Cameroon’s forests, which cover about 60 percent of the country, play a vital role for people and the economy. They account for more than six percent of the nation’s GDP, the highest percentage of all countries in the Congo Basin. Cameroon’s forests provide services and sustenance directly and indirectly to local communities and city dwellers alike.
Yet, until recently, Cameroon lacked a comprehensive information system to actually monitor and manage its forests. There was no integrated system or entity tracking the various forest uses, like logging concessions, community forests, hunting zones, and more. The information that was available was scattered amongst different institutions, wasn’t publicly accessible, or was of a quality insufficient to support legality claims and effective land use decisions. This lack of information exacerbated the unsustainable use of forest resources and sparked conflicts between competing forest stakeholders, such as loggers and community groups.
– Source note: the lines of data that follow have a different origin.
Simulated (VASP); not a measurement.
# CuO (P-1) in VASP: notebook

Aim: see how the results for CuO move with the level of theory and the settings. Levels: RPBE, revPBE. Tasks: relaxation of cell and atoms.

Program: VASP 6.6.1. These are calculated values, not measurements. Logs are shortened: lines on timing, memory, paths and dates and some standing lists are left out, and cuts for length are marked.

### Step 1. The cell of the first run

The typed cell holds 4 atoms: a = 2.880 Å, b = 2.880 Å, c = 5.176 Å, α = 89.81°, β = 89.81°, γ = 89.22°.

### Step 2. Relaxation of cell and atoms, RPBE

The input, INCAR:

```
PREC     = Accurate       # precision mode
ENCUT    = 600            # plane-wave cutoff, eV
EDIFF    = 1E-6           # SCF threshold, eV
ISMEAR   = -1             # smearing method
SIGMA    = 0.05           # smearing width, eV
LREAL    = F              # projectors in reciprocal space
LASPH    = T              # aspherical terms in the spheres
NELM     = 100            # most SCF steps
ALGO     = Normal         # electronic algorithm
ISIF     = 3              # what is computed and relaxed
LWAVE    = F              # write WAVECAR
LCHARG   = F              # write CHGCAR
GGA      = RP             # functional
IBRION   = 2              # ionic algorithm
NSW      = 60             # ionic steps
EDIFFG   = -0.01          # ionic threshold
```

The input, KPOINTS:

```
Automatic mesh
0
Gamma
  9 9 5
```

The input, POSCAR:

That’s where the Cameroon Forest Atlas comes in. Since 2002, Cameroon’s Ministry of Forestry and Wildlife (MINFOF) has worked with WRI to improve transparence and governance in the forest sector by publishing and regularly updating the Interactive Forest Atlas of Cameroon. MINFOF and WRI recently released version 3.0 of the online Atlas, as well as an accompanying report, poster, desktop mapping application, and underlying spatial datasets.
What’s New? A Look Inside the Interactive Forest Atlas of Cameroon, Version 3.0
The Interactive Forest Atlas of Cameroon is a constantly updated information system, combining the use of remote sensing, Geographic Information Systems (GIS), and ground-truthing to monitor and manage forests. Through a combination of interactive mapping applications, posters, analytical reports, trainings, and outreach, the Atlas provides users with access to timely, accurate, and harmonized information in the forest sector and beyond. The Atlas brings all the major land use categories—like logging permits, protected areas, hunting zones, etc.— together into one system. Users can get answers to key questions and see where various activities are occurring, as well as areas where competing interests may overlap.
For the first time, version 3.0 also includes information on mining permits and agro-industrial plantations. The expansion and enrichment of the Atlas provides forest stakeholders with a more complete picture of Cameroon’s forest sector, which will ultimately foster better management.
How Stakeholders Use the Cameroon Forest Atlas
A variety of stakeholders utilize the Atlas, including Cameroon’s government, the private sector, research institutions, and civil society. Government agencies use the Atlas to monitor and effectively plan on-the-ground control of forest activities. The private sector references the Atlas to decide where to site infrastructure projects. Research institutions use the Atlas’s information to guide research activities or to support findings, while civil society groups utilize the Atlas to resolve conflict between competing interests and raise awareness of local communities’ rights to sustainable forest management.
Some specific cases where stakeholders referenced the Cameroon Forest Atlas include:
- MINFOF used the Cameroon Atlas to identify and resolve competing claims between the GIC Foconyamzom community forest (Community Forest 803-115) and the Société Industrielle de Mbang forest concession (FMU 08-005);
- MINFOF also used the Atlas to determine which land use categories (e.g., protected areas) could be impacted by the proposed Lom Pangar dam construction project;
- CETELCAF (the technical unit of MINFOF in charge of producing forest titles maps) uses the Atlas’s data and derived products to access accurate information and plan and support field missions;
- Conservation International, an NGO, used the Atlas in a research study that aimed to understand the correlation between spatial distribution of deforestation and biophysical variables;
- The Central Africa Regional Center for Specialized Studies in Forest and Wood (CRESA –Forêt-Bois) has used the Atlas as course material in classes, such as the course, ”Application of GIS in Ecosystems & Protected Areas Management.”
Future Cameroon Forest Atlases
Going forward, WRI and MINFOF will continue to improve and expand both the function and content of the Interactive Cameroon Forest Atlas. In addition to regularly updating Atlas information, we will incorporate emerging themes, such as mapping carbon stock in order to provide a logical base for managing REDD+ and tracking ecosystem services indicators. By consistently updating data as well as strengthening institutional coordination and capacity-building on the ground, WRI and MINFOF are laying the foundation for transparent and informed forest management.